January 26, 2022
Overview
Whether it’s providing benefits for gig workers or supporting underinsured communities in catastrophe-exposed areas, there’s a growing realization among organizations of the importance of innovating so that the needs of underserved markets, organizations and industries are met.
Issues affecting the “underserved” range from making sure non-traditional workers have access to vital resources for wellbeing, personal protection and productivity to finding ways to address the risk protection gaps that hinder economic recovery and advancement in areas affected by natural disasters.
“We need to be creating more holistic solutions for the traditionally underserved or newly emerging market sectors, like gig economy workers, which have very specific needs,” says Anne Corona, CEO Asia Pacific at Aon. “The global economy is constantly evolving, and therefore market needs are evolving as well.”
In Depth
Even though the world economy is evolving, service providers are still tailoring offerings to an outdated notion of how the world operates. Organizations are now expecting increasingly faster, easier, digitally powered and tailor-made solutions.
There are a number of key areas of focus for businesses adapting to ongoing, widespread change.
Supporting Non-Traditional Workers
While the traditional relationship between employers and full-time employees still exists, the number of workers in alternative arrangements is increasing — as is businesses’ reliance on those workers.
“The underserved extends out to individuals who are in these gig kinds of relationships, who are very connected to an employer,” says David Guilmette, CEO of Health Solutions at Aon.
“A software engineer, for example, who is an independent contractor, may have a two-year gig with a company and that company is relying on that individual and their performance, but the programs and support that they provide to their employees does not extend to that gig worker.”
As gig workers become a critical element of many organizations’ business plans, those organizations must consider how they meet those workers’ needs in a way that’s broad-based and addresses the specific circumstances of different workers.
Doing so will help ensure that businesses get the full productivity they anticipated when contracting with those workers.
Closing the Protection Gap
Many communities and regions around the world are also underserved, lacking the protection that can help them recover from catastrophic events.
The difference between the economic losses from a catastrophic event and the amount that’s insured is the protection gap. The global insurance protection gap hit a record $1.4 trillion in 2020, according to reinsurer Swiss Re. Meanwhile, Aon data show that over the past 10 years only about 37 percent of natural disaster losses were insured.
That protection gap not only hinders recovery from disasters, but it can stifle economic development in many regions.
“What holds back lenders and banks from lending to small or medium-sized enterprises in India or Africa and many other regions is that something may happen in terms of an earthquake or a hurricane or a flood that wipes out that local economy temporarily,” says Andrew P. Marcell, CEO of Reinsurance Solutions at Aon. “Therefore, all the loans they’ve made are eroded and disappear. And that could be for something as simple as funding small farms in India to help feed the people and create food independence and resiliency.”
What’s needed are new ways of looking at covering the risk, such as coverages with parametric triggers that will attract investors to help provide a level of protection for those currently underserved communities, Marcell says.

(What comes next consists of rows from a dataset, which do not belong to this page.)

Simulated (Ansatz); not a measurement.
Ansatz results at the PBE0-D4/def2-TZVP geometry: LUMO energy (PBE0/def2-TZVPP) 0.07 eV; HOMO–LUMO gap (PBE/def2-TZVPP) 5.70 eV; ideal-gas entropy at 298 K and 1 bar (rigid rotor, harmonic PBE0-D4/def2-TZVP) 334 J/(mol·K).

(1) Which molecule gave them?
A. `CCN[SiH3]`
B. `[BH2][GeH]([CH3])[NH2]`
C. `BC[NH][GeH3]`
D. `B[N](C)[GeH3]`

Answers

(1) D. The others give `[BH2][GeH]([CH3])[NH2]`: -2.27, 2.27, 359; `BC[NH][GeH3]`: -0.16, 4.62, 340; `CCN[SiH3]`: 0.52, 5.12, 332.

“To the extent that we can corral global capital around a set of parameters to supply coverage against those catastrophic events, which are currently underserved, then we can aid the people that are underserved and the people trying to help them to reach some level of financial security,” says Marcell.
That becomes particularly important as climate change increases the frequency and severity of weather-related disasters in many at-risk regions, Marcell notes.
ESG and the Underserved
The environmental, social and governance (ESG) expectations businesses are facing also increase the pressure to address underserved markets. While the “E” in ESG often gets the most attention, many stakeholders are beginning to look closely at how businesses address the “S,” says Guilmette.
“When you look at the employer-sponsored health benefits that are the way people get healthcare in the United States, under the surface we often find inequities,” says Guilmette. “Businesses are starting to pay much more attention to that because that inequities actually exists within the benefit offerings that they have for their own employee populations.”
Even if they have employer benefits programs available to them, some employees — such as those living in under-resourced communities — might find it difficult to get access to appropriate care.
“There’s a term called social determinants, which is a way of really looking at what else might be in the way of having your population have the same opportunity to take care of themselves and to be healthy for themselves and their families,” Guilmette says.
Many businesses are recognizing that there’s more they can do to help individuals who may live in neighborhoods where there’s less access to primary care, for example. Fact-based assessments can identify areas where those problems might exist for employees, and position employers to partner with benefits providers to address the issue.
Improving Outcomes for the Underserved
The challenges of the underserved markets and sectors of the economy are urgent and real, and it’s important that businesses and society innovate to address them. Finding ways to better serve those individuals and communities can help them — and businesses — thrive.